Beasts of the Southern Wild (2012), directed by Benh Zeitlin

This film comes from a definable line of what I tend to call Southern gothic filmmakers, although maybe that’s wildly inaccurate. Whatever. I’m sticking with it.

The grandfather of this style is Terrence Malick, who really created this wistful, carefully paced, heavy on the metaphysical narrative style of movie with Days of Heaven, The Thin Red Line and most recently The Tree of Life. Perhaps the underrated The New World is most comparable to this film.

David Gordon Green took up the cause too with All the Real Girls and the modern masterpiece George Washington. And then he started directing rubbish comedies. But get me drunk some time and we can talk about that.

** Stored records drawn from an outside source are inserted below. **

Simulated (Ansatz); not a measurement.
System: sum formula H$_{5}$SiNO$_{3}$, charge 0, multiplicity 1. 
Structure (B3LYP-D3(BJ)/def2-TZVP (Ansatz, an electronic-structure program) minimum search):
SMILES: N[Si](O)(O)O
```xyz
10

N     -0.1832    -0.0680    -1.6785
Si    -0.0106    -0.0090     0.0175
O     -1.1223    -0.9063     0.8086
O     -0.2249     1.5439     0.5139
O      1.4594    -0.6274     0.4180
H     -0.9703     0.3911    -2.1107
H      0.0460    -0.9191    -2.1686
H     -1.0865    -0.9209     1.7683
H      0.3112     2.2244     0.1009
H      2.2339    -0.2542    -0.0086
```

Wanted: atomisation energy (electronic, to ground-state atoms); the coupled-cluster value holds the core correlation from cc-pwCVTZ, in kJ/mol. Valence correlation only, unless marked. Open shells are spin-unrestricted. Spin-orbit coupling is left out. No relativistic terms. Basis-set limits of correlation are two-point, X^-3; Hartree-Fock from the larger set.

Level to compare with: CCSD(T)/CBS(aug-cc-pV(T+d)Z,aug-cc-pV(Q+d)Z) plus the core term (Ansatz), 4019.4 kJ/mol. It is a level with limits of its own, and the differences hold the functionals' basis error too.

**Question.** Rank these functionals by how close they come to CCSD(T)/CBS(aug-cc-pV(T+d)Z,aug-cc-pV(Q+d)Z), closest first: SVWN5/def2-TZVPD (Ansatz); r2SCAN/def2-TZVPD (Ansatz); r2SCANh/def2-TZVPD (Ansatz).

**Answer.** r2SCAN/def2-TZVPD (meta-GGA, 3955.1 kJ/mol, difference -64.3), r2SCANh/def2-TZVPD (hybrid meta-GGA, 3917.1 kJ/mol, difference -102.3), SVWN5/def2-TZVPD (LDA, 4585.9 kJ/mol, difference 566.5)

Beasts of the Southern Wild has that flavour, with its focus on nature, its pulsating, overloading score that crashes out of the screen and defines the imagery, its focus on both the micro lives of humans and a macro sense of the universe. It’s a little faster than a Malick film and has enough distance from his films to avoid accusations of copycat-ism but the lineage is there.

For that reason, and maybe because I’m such a big fan of Malick’s, I wasn’t blown away by the film’s style. I appreciated it, certainly, but it is by no means a revelation. There seems to be a lot of people losing their heads over this film, and while I certainly agree that it’s worthy of praise, I can’t say I had the same immediate reaction.

It’s no “game changer”, as one critic put it.

It’s a beautiful film, there is no doubt. It’s wonderfully shot, with an amazing eye for colour and space. The editing and music and action on the screen all come together with a swirling energy that captures your imagination and lifts its downtrodden story into something magical. At times it is almost literally breathtaking, both with its beauty and the chest-swelling hope it inspires. It’s almost a spiritual experience.

If it falls short anywhere, and something inside me tells me it did fall short, it’s perhaps in story. While I walked away from it with sounds, images and dialogue filling my senses, looking back on it now, a couple of days later, I have trouble finding a cohesive sense of the plot.

It’s about the New Orleans disaster. It’s about a group of people trying to live outside of modern industrial civilization. It’s about a young girl trying to make sense of a dangerous, disappointing and yet mysterious world.

All of this is strong, but I still felt like something was missing.

There’s certainly struggle, but because it’s so ethereal you really need a stark, simple, strong conflict to hold it all together. Think opera. Think the defining lines of a Rothko. I had a hard time really feeling that struggle.

One of the best sequences in the film is when they end up in a shelter, because of the stark contrast to the seemingly unreal world these characters inhabit. I didn’t really understand their plight until this scene but once they escaped the shelter I got it.

But one scene doesn’t bring the room together. I still feel that despite the assault on my senses, the wonderful, dizzying assault, something lacked in the film to bring it all together. This might be one of those lame moments that critics avoid where I have to say I don’t know what that was, but despite the experience of seeing the movie, and it was experience, something held me back from loving it entirely.

I’m fully willing to admit that this might be one of those films that I need to see again and could possibly come to fall in love with. I hope so, because of its heart, its ambition, its majesty. I want to love it. But so far, I just don’t.

Beasts of the Southern Wild is in theatres now.